Green Energy?


of an Exhibition

by Devora Liss

Published on August 16, 2013, Modified on August 16, 2013

  • Description:

    I visited the Madatech museum with a friend whose office wants to sponsor/build renewable energy education centers. As a museum/outdoor education person, she wanted my “behind the scenes” opinion on what we’d see.

    This review covers three separate exhibitions: 1) Green Energy; 2) My Green Home; 3) Noble Energy Science Park.

    Green Energy
    At first glance, this exhibition is dynamic, engaging, and colorful. Each station includes information (trilingual Heb., Ar., Eng.) and an interactive game/activity where visitors can harness/use/simulate that energy source. My favorite was the wind power station, where visitors adjusted sails and sent small boats cruising, trying to reach the other side.

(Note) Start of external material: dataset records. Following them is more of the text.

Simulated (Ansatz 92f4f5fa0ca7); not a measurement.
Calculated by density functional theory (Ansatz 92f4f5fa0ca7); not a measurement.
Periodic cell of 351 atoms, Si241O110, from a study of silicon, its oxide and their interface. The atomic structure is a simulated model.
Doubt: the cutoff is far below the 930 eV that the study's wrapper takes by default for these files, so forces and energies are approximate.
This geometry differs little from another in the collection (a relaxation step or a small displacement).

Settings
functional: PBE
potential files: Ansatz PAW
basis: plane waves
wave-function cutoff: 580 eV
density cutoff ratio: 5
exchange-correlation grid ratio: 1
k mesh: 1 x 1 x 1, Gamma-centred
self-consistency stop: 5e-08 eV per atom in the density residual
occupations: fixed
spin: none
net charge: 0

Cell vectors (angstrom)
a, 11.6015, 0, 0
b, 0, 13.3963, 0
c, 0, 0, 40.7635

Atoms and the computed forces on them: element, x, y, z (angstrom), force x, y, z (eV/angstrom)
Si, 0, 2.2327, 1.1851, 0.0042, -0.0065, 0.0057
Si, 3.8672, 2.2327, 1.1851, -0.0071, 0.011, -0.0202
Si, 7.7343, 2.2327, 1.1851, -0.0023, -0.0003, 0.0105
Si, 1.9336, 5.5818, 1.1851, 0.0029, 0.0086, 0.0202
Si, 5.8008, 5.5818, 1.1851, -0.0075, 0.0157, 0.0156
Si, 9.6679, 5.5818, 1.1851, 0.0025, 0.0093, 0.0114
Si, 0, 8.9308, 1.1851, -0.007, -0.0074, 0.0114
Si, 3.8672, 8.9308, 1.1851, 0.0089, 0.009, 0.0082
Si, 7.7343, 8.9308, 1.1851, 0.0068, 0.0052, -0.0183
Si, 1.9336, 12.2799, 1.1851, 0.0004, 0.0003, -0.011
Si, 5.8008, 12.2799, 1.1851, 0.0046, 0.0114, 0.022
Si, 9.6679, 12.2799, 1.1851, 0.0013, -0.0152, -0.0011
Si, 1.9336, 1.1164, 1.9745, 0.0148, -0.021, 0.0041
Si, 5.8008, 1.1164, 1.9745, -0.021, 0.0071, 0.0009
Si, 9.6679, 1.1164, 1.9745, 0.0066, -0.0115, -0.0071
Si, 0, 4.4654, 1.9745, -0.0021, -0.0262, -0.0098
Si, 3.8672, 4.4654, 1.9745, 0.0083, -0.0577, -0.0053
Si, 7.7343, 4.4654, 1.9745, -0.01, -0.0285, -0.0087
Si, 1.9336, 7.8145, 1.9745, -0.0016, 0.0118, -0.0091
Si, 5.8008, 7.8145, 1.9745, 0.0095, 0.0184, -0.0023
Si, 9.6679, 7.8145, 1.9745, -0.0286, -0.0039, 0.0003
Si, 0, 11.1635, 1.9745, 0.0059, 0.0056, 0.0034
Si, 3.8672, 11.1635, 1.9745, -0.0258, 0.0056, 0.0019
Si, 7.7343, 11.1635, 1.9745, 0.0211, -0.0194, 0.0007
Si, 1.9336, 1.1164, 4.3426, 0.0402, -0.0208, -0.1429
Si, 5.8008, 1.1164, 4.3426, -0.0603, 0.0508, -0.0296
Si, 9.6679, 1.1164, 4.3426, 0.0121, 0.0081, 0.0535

    This exhibition has one major set-back: It is not about green energy. Alongside stations about wind energy, solar power, and hydro-power, the exhibition also features fossil fuels and the refinement of petroleum. In fact, there is only one negative remark throughout the entire exhibition: hydro-electric power. “Placing large dam across a creek or river damages the surrounding ecological system.” Instead, this exhibit is an uncritical survey of all energy sources.

    A quick glance at the sponsor wall clears everything up: alongside green energy/technology companies like Solel and Ormat, you can find Dor Alon (an Israeli gas station company that is the exclusive marketer of Texaco products here), Israeli Electric (which continues to produce energy from coal, despite the abundance of sunshine), Bazan (Israeli petro-chemical refinery), and the Ashkelon-Eilat pipe, which transfers petroleum between Red Sea and Mediterranean ports.

    Israel’s elementary school curriculum includes the drawbacks of different energy sources, and addresses the pollution of the air, water, and land. Why can’t the national science museum do at least that?

    My Green Home
    Located in the mezzanine level above Green Energy, this exhibition focuses on smart energy use at home. This mostly bilingual exhibition (Heb., Eng) covers construction materials (bricks, glass), water use (graywater), and lifestyle choices (solar water heaters, dual flush, air drying laundry).

    This exhibition is also interactive, but slightly different. A hand symbol invites visitors to touch, and they can ether feel a difference in temperature (insulating materials) or activate the display (water flows from the washer and sink into the toilet).

    Although small, this exhibition covered a wide range of topics, including recycling and energy consumption of different TVs. And although not as hands-on as Green Energy, visitors could activate a wide range of processes familiar from their daily lives – surely exciting for young visitors.

    Noble Energy Science Park
    After a few hours inside the impressive yet stifling building, we headed outside to the museum’s courtyard. Within minutes, three mature adults turned into gleeful, curious children – exactly what a science museum is supposed to do!

    This amazing outdoor park features many different type of interactive elements, games, and activities that demonstrate different principles of energy. It includes: human-sized levers, an Archimedean screw, focusing the sun to ignite enemy ships, a gravity activity, pulleys, dams and water gates, bikes that create whirl pools and so much more. I’ll let the pictures speak for themselves.

    Notably, the only issue I’ll pick is the sponsor: Noble Energy, a company for natural gas, oil, deepwater drilling, shale, and more.

    I must ask whether the country is providing enough funding for the sciences in general, and the national science museum in particular. The clear conflict of interest between the exhibition sponsors and the message/content was glaring. Israel takes pride in its being a start up nation; whether high-tech, agriculture, solar energy, or other fields, there are leading experts conducting innovative work – enough to make any developed country proud. But this level of science and accomplishment must be maintained, through investment in education, field trips, and doing everything and anything to pique the curiosity of the country’s young minds. The Madatech is a solid place to begin, but there needs to be clarity and consistency.